Today I feel small. My emotions are soft and quiet, and do not well up under much pressure. To feel what grayness there is to their colors I must be still and not push myself. If demands are made, my small space inside will collapse and I will be numb.
My sexuality is muted, though present. Strangely enough my intellect is still as excitable and voracious as usual.
Is this depression? Not to any extreme extent. It may be a certain gentle form of it, the lack of apparently strong feelings, the almost closing up of my responses, is close, but what I do feel still has range. Perhaps if I was subject to external forces that minimised my ability to taste these weakened, lukewarm feelings, the response of my brain would be to turn towards a darker place, to feel nothing but darkness where there was at least a swirl of tinted grays.
I am not afraid of depression, for so far in life I have been lucky with it. A few times a year a cloud will descend... my energies will drop, my motivation will be lacking, my intensity will ebb, and if I am lucky, it will be raining or at least overcast. Then I can wallow in the feeling - experience it for what it is, something to be lived with, not denied. I can afford to do this because, as I said, I am lucky. In three or at most four days, my inner powers will return, like a fully charged electrical line, like a fire hose with full pressure behind it once more.
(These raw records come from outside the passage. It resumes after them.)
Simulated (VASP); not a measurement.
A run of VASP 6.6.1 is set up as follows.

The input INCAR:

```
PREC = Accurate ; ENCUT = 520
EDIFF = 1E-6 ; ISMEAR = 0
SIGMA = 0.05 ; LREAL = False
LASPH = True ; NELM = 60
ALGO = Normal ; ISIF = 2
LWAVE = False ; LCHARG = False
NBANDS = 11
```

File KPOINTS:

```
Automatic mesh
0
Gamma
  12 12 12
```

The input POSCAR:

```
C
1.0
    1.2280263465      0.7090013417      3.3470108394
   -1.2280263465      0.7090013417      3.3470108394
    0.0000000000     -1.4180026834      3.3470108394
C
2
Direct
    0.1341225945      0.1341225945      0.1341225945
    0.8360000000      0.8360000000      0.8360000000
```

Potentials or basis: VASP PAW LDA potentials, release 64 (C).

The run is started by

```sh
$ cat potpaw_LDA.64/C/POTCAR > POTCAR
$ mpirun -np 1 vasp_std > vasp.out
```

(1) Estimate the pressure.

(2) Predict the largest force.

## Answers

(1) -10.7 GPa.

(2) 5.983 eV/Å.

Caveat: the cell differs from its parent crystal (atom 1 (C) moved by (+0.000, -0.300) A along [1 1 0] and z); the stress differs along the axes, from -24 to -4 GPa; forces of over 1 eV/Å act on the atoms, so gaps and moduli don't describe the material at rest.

The lucky part is twofold - one, that I am somehow predisposed to being generally happy, or some such state, and two, that I do enjoy the luxury of small periodic visits to the land of faded visions and a colorless future. My general happiness is not pollyannish or contrived, what I really mean is that my average mental outlook tends toward the energetic and positive, that I seem to be able to enjoy life without having to forever remind myself why. If I never experienced my gray days, I might never appreciate what it is like for those who suffer chronic bouts with depression, what it is like for them to have no drive, no zest for life, and to have that state last for much longer periods.
So I can actually revel in my depression, as contradictory as that may seem. I can let myself fall, knowing that the pit is not bottomless, that some natural force in me prevents me from crashing. I can allow the currents of my mind (that is not a metaphor, I mean it in electrical terms) to realign themselves, I can look at my life and my goals and my activities through these anti-rose colored glasses for a time, brief though it is, and broaden my outlook.
If for some reason (commitments, pressures, demands) I cannot allow myself this luxury, and have to self-start and generate my usual energy levels, I pay a price. It is small at first - the next time my little black puppy comes to visit, everything will be less clear, and less productive in the terms I just described. If time and time again I must ignore this little mental sojourn into the darker forest of my being, its returns become totally unclear to me and the general state of my mind will deteriorate somewhat. My stress levels will increase, my ability to concentrate will change.
I fear that many people experience a similar cycling, but are never free enough to "participate" in it, and their lives are less enjoyable as a result.